WHO
Jenna Weber
WHAT
After launching the food blog EatLiveRun (www.eatliverun.
com) in 2007 and building a loyal following, the San Francisco-based writer, 27, penned her first book. “White Jacket Required,” out this week, covers Weber’s experience as an aspiring food writer who enrolls in culinary school in Orlando.
‘While I was in school I always wanted to be a writer, but I think there were a couple moments when I was like, is this really silly? Should I just go be a chef?’
Q. When did you get interested in writing about food?
A. When I was about 10 years old, I was obsessed with cookbooks. My mom would just drop me off at the bookstore and I would just sit in the cookbook section and flip through cookbooks for hours. And really it started then, when I was really young. I really just wanted to write about food. I was obsessed with reading cookbooks, obsessed with watching my mom cook — she’s a wonderful cook — just learning everything I could. Reading cookbooks was kind of like reading a novel for me. I’d go to bed and read them at night.
Q. Enrolling at Le Cordon Bleu in Orlando, what were your initial thoughts going in?
A. It was so much harder than I ever could have dreamed or anticipated. I was coming straight from college, where I got a bachelor’s degree in English, and then writing. So I kind of thought culinary school would just be really fun and I’d get to frost cupcakes and make cookies and all that stuff, and it was actually so much harder than my undergraduate education. It was very strenuous. A lot of people actually dropped out because it was a lot more work than they anticipated.
Q. You went into this wanting to be a writer more than a chef. Did this experience force you to take the chef part more seriously at times?
A. I definitely felt kind of different from my fellow classmates because everybody else was there to be a chef. While I was in school I always wanted to be a writer, but I think there were a couple moments when I was like, is this really silly? Should I just go be a chef? And I took notes every night through culinary school because I knew someday I wanted to write this book, so that was the factor that kept me going.
Q. What kind of kitchen challenges did you face?
A. My final for a meat fabrication class, I had to completely break down a chicken and a fish in under two minutes each — so take out all the little bones of the fish, and separate all the different cuts of the chicken, that sort of thing. That was very challenging and I never ended up getting the fish down. It sort of ended up looking like something the dog brought in.
Q. What was the most rewarding moment?
A. It was closer to the end of my program and one of the final classes. We basically had to take all the skills we had learned over the past year and apply them. And every night had a different theme. Decorating pastries has always been difficult for me because I’m sort of impatient, and on the night we did pastries, we had to make all these very traditional French pastries. I worked so hard that night and I got a perfect score. It was such a great moment for me, because this didn’t come naturally for me.
Q. What do you want readers to learn from your book?

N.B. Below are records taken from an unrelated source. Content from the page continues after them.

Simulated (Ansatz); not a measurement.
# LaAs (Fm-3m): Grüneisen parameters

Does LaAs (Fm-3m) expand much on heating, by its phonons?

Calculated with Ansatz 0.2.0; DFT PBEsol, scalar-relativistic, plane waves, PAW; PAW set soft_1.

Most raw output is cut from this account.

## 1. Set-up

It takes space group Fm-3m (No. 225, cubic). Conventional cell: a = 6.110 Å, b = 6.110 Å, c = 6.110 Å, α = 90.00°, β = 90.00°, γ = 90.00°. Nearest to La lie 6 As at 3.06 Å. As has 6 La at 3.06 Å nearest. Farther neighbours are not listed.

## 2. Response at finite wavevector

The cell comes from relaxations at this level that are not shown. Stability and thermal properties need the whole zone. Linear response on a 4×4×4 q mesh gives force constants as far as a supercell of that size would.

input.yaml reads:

A. Finding out what you’re passionate about and going after it, that’s what I was hoping people would take from the book, and that’s what I’m finding people are taking from the book as I get the first reviews in. It’s surreal having readers e-mail me telling me they’re halfway through and they love it, or they stayed up really late last night to finish reading it; mothers buying it for their daughters who are graduating high school and not sure what direction to go with their life. It’s really totally surreal. It’s my biggest dream come true.